Originally Posted by
app_Developer It's a cat and mouse game. There are actually no omniscient people in cryptography or standards development or architecture or software development. I see some people on linkedin this week with amazing powers of hindsight and a lot of chest-thumping, but in reality we all know even the biggest experts make mistakes. It's a complicated field with serious firepower on the other side. If you have 1,000 developers on your team, somebody is making a bug right this second.
These KRACK attacks are pretty hard to do in practice. So I don't think the sky is falling. In our own labs we've been testing this and those guys are telling me that in the WPA_supplicant 2.4 case (the most serious case according to the media), the device loses the connection to the actual router when the key is reset. So it then tries to reconnect and you can keep repeating the attack, but you have to get the timing exactly right to get anything of real value from the user.
In the WPA_supplicant 2.6 case they found what I consider to be a much more serious issue, which is that you can silently alter packets. And you can do that forever.

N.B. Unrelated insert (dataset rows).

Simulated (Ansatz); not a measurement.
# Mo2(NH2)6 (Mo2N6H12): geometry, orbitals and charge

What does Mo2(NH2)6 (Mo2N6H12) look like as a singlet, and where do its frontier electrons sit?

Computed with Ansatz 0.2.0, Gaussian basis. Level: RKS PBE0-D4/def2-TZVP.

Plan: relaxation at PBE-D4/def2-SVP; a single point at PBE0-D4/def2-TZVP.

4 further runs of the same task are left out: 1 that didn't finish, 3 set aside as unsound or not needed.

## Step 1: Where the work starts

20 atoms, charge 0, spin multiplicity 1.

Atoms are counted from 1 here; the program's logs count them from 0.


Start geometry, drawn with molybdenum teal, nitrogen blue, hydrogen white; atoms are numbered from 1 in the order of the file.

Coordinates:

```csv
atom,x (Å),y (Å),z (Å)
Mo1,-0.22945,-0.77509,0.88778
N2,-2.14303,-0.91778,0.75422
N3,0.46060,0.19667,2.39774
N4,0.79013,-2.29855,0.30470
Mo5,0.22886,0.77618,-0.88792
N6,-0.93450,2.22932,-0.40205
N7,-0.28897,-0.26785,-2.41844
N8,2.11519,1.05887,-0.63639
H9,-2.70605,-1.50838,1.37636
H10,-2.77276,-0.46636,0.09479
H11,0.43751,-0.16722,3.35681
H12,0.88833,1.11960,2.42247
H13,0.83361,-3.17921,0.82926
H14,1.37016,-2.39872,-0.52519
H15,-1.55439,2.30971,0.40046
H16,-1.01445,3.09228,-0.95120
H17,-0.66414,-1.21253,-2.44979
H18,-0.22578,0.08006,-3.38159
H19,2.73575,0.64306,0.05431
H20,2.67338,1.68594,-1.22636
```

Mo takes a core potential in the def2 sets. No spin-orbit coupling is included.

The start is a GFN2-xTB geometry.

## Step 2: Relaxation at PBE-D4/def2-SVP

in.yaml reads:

The media is focusing on the 2.4 case because it sounds dramatic (ZOMG the key goes to all zeros!), but I actually think the flaw in Nougat and Oreo is worse in real life. The 2.4 all-zero PSK case fails hard, but it fails fast.
But again, it's going to be really hard for a bad guy to do anything really harmful at any kind of scale with this, IMO. It's a serious flaw, and it should be fixed, and it's not purely theoretical, but it's not like people are out there reading everyone's WiFi traffic around the world today. It's not that easy to exploit this.